2022 midterms

Trump Says Herschel Walker Is Running for U.S. Senate

Donald Trump and Herschel Walker during the former Heisman Trophy winner’s time playing for the future president’s professional team. Photo: Dave Pickoff/AP/Shutterstock

Former president Donald Trump dropped some potentially major political news on Tuesday. As the Atlanta Journal-Constitution reports, Trump said during a talk-radio appearance that Georgia football legend Herschel Walker was going to run for Senate:

Trump said Georgia Bulldog football great Herschel Walker told him he was going to run for U.S. Senate, a decision that would make him the front-runner in the chaotic race against Democratic incumbent Raphael Warnock. “He told me he’s going to, and I think he will,” Trump said Tuesday on the Clay Travis & Buck Sexton Show. “I had dinner with him a week ago. He’s a great guy. He’s a patriot. He’s a very loyal person.”
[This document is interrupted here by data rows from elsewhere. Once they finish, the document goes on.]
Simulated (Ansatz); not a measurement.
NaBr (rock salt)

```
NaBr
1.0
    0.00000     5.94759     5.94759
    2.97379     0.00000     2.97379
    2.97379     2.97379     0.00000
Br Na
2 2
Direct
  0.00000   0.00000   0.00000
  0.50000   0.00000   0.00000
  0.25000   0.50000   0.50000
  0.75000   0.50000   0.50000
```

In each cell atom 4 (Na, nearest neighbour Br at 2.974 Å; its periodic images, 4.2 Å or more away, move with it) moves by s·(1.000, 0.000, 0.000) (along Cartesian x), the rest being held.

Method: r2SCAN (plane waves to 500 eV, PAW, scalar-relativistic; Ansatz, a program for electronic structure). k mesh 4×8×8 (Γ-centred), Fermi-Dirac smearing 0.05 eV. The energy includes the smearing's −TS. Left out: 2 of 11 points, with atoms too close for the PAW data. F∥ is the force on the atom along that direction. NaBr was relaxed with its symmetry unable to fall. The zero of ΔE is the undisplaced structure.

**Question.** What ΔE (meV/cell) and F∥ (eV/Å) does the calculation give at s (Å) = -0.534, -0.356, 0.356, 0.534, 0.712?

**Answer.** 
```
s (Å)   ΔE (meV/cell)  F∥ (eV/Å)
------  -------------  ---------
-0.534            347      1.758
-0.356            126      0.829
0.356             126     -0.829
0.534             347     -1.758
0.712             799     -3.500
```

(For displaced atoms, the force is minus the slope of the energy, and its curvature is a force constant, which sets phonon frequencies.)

The “Clay Travis & Buck Sexton Show,” in case you have successfully avoided knowledge of it until now, is a right-wing radio gabfest occupying Rush Limbaugh’s old time slot. Travis has a background as a politicized sports gabber, so it would be an appropriate place for Trump to dish some Herschel Walker gossip. And there’s no question Trump and Walker are tight; their relationship goes back to the former Heisman Trophy winner’s first pro gig with Trump’s New Jersey Generals, a USFL franchise. Walker has endorsed all of Trump’s political ventures (along with some other Republican pols in his native state of Georgia, where he was the most famous and beloved University of Georgia Bulldog player of all time) and was recently photographed at the 45th president’s 75th-birthday party, sitting between the birthday boy and the terrifying Kimberly Guilfoyle.

It’s unlikely Walker would have misled Trump about a campaign that has been much hoped for and anticipated at Mar-a-Lago. And while Trump has been known to exaggerate things a few hundred thousand times, it would be somewhat humiliating for him to get this one wrong.

If he got it right, a Walker Senate run against the recently elected Democrat Raphael Warnock (who won only the last two years of the term Johnny Isakson cut short with a health-driven resignation) would be exciting news for Georgia Republicans, who understand what an icon the former running back has been since he led the Dawgs to a national championship in 1981. And it would be a stone bummer for the Georgia Republican pols with their own Senate ambitions, including one announced candidate, Agriculture commissioner Gary Black; at least two U.S. House members, Buddy Carter and Drew Ferguson, who have reportedly been testing the waters; and possibly the insanely rich former appointed senator Kelly Loeffler, whom Warnock defeated in a January 2021 runoff.

Walker, though, has some issues beyond being a first-time candidate and a Black man in a very white Georgia Republican Party. For starters, he lives in Texas and would have to speedily reestablish Georgia residency. And he may have some baggage, known and unknown, as the Journal-Constitution’s Greg Bluestein noted Tuesday:

[E]ven with Trump’s backing, Walker would have to clear a number of other obstacles, starting with a move to Georgia. He also must win over conservatives unfamiliar with his political leanings, hone policy stances, court donors and brace for scrutiny into a past that includes struggles with mental illness.

There’s also the potential distraction posed by the football legend’s son, Christian Walker, a controversial MAGA social-media activist who led a Gays for Trump march in West Hollywood last year.

Walker would not have a problem with name ID, however; he’s known in Georgia simply as “Herschel,” much as Elvis Presley was known as “Elvis.” He could raise plenty of money for a race that will be a key Republican target next year (he’ll need it, since Warnock is off to a very strong start in 2022 fundraising, registering nearly $6 million in donations in the first quarter of this year). For Trump, a Walker candidacy may have the ancillary benefit of convincing one of Walker’s would-be GOP primary competitors to instead take on Governor Brian Kemp, whom the former president loathes for his role in certifying Joe Biden’s 2020 Georgia victory. If not, though, Trump may be in the curious position (for the man often considered the most racist — or at least the most racism-promoting — president since Woodrow Wilson) of backing Black Republicans (Walker and another MAGA favorite, ex-Democrat Vernon Jones, who is already challenging Kemp) in the top two statewide races in Georgia.

Suffice it to say that Walker, assuming he runs, isn’t a sure thing in the primary (unless other major players just get out of his way) or in the general election. But he would add some heft and star power to Team Trump in a midterm election year when the mogul would very much like to prove he’s still the Man.